Re: some piggyback bugs...

From: Stefano Mazzocchi <>
Date: Mon, 12 Dec 2005 10:13:19 -0500

Gunnar Grimnes wrote:
> Hash: SHA1
>>> Another problem is that opening new pages is slower than before, and CPU
>>> usage goes to 100% for a bit, but I assume this is piggyback parsing
>>> pages, so i'll live with it.
>> We actually don't parse a new page that much--we just get all the <link>
>> tags in the <head>. That shouldn't take too long. This CPU consumption
>> is probably caused by something else.
> I've found a good test-case for this, browsing a google-groups and going
> back and forth between individual threads and the search result gives me
> 10-15 second of 100% cpu. The gnome system monitor tells me that it is
> the java_wm running as a child of firefox that is the problem...
> Any other idea what it could be?

[back from vacation]

yes. During last week (when I was on vacation) it hit me: maybe I was
looking in the wrong place. We are experiencing memory leaks in the
semantic bank which forces us to restart it every now and then. We have
now automated the restart every night as a quick fix, but I suspect that
the same problem might hit Piggy Bank, since they share most of the code.

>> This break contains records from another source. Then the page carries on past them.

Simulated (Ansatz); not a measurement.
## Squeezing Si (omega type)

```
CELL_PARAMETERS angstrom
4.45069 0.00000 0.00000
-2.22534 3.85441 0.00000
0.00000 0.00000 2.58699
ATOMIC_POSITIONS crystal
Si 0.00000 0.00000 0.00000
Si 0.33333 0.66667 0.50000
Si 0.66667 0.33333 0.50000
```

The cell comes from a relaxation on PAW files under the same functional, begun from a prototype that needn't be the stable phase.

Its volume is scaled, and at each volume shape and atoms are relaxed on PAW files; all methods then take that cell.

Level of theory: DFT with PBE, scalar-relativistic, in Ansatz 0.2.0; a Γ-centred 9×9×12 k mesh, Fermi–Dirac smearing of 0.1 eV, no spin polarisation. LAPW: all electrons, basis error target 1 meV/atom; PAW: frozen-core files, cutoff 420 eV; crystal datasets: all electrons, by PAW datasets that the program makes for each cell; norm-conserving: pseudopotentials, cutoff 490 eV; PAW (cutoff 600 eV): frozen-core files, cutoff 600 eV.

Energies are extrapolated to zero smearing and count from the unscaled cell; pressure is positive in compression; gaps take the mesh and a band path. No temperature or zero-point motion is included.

Now, why the 100% cpu hog? well, piggy bank invokes the java subsystem
every time you browse a page. I noticed that if you *never* invoke
piggybank (never click on the pig and never put any new information in
and never click on the data coin), you can go for a very long time using
your firefox without experiencing that problem.

But if you did invoke piggy bank (therefore, your JVM is now using 40Mb
instead of, say, 10Mb when it starts) there is a lot less room. My
experiments show that a JVM invoked without parameters has a default
heap size limit around 64Mb. That means that there are 24Mb of heap left
to use when you start things up.

[don't ask me why the JVM uses that much memory but it does! and yes,
it's a pain]

If we do have a memory leak, it means that that heap size is reduced and
the amount of work the garbage collector has to do to look for little
fragments of memory to clean up might be longer and longer.

So, fixing the memory leak for semantic bank might also reduce (solve?)
this random CPU usage that we experience.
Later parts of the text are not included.